I'd be interested to see your thoughts about determining the minimum number of RSs.
How long you going to wait? Whats the trigger that has you start assigning?
This is a configuration parameter that already exists. We could also add some kind of timeout (once one RS checks in, we wait N seconds before starting up).
Also how do you handle the assignment of ROOT and META? What's the chance that there's always enough RSs that reported in once both catalog regions are assigned?
As I said, this doc leaves out catalog tables for now. One thing to remember, startup is no longer going to need to wait around for the meta scanner to kick in and region assignment should be significantly faster, so it could be potentially sub-second to assign them out.
So once the load balancer is started, do we block regions going in transition?
Well sometimes you can't. The idea is that load balancing runs when the cluster is at steady state.
[if regions in transiton] Doesn't just go back to sleep?
It could. Might be simpler approach except if you set a long period you'd potentially skip a load balance because of a single region in transition.

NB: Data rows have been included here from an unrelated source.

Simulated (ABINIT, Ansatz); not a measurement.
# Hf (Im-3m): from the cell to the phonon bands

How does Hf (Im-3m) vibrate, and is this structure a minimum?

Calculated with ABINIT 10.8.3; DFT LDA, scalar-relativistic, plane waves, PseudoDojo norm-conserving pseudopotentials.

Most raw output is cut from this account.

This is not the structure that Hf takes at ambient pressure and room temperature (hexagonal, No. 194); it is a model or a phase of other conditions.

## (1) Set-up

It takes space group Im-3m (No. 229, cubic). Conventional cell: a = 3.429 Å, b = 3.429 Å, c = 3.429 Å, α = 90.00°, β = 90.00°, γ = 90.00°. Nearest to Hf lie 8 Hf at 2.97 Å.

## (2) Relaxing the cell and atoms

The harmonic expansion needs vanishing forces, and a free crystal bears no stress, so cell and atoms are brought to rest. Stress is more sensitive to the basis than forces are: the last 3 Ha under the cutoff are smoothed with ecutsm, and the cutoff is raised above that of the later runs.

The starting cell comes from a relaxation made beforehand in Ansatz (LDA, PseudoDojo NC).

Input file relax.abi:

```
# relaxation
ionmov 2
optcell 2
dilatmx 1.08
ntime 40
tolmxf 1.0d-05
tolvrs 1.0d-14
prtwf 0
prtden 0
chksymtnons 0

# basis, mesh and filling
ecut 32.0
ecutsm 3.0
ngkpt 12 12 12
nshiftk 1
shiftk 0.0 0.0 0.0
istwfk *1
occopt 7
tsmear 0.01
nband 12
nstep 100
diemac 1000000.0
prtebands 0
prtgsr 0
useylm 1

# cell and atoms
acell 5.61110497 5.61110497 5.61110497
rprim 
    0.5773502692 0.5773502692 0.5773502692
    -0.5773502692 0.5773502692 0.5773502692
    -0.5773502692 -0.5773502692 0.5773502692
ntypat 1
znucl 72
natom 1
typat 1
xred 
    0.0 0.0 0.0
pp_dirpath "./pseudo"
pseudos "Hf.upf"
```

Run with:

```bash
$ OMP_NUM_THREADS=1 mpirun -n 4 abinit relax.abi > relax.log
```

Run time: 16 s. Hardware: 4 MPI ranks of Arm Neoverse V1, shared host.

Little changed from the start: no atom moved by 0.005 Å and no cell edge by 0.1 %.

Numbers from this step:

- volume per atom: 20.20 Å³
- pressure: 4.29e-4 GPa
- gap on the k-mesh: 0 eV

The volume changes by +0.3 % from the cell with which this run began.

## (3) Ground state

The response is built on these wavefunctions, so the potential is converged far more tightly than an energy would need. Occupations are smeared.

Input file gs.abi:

The load balancer will probably be the last thing I add, still some details to flesh out. I think it makes sense to not kick off a load balancing when there are already regions in transition (it makes sense as a background operation when the cluster is mostly at steady state from region movement standpoint). Whether it waits or skips the run is an open question, I'd opt for waiting. The next run of the load balancer would happen at the fixed period, maybe starting from the end of the previous run (rather than strictly periodic).
What happens if a region splits while load balancing is running?
Good question. Will try to address splits in the next revision. They are largely ignored in this one as is meta editing in general. Let me give that a crack.
"We assume that the Master will not fail until after the OFFLINE nodes have been created in ZK" And if it does? Is that for later?
Later, perhaps. Does not seem unreasonable that the Master can't fail during the first minute of the initial cluster startup but I suppose it could eventually be handled. In any case, I think this is okay for now.
Master sends RPCs to each RS, telling them to OPEN their regions. This is a new message?
Yup. There'll be a new OPEN and CLOSE RPC to RS. In one of my earlier branches for this I moved cluster admin methods to be direct RPC to RS as well but that's outside the scope of this for now.
Who updated .META.? The RS, right?
That is the plan. I will address META editing and splits in the next revision of the doc.
[load balancing] This has to be better than what we currently have?
Yes, this should be better (hard to be worse). Feasible to use ZK to make a synchronous client call as well (and could look at status of nodes in zk to see the status of regions transitioning).
"Master determines which regions need to be handled." How?
In the doc I describe that assignment information is sitting in-memory in the master, but not positive we should use this since a failed-over master may not have this yet. I left out what a failed-over master does to rebuild the assignments in-memory as well. The latter would be done with the meta scanner, the former could as well.
"Master sends RPCs to RSs to open all the regions." Whats this message look like? Its the new one mentioned above? Will it take time figuring what was on the dead RS? Or will it be near-instantaneous?
If we have up-to-date in-memory state to work with, its near-instantaneous. Meta scanning not so much. It'd be nice to be able to use the info in-memory if it is available, and if not complete (we're a failed-over master that hasn't fully recovered yet) we'd fall-back to meta scanning.
I don't see mention of wait on RS WAL log spitting in here. Should it be mentioned?
Yup. Good call.
Thanks for reviewing it guys. Not sure I'll have time this week/weekend to do a refresh but should have a revised one up sometime Monday.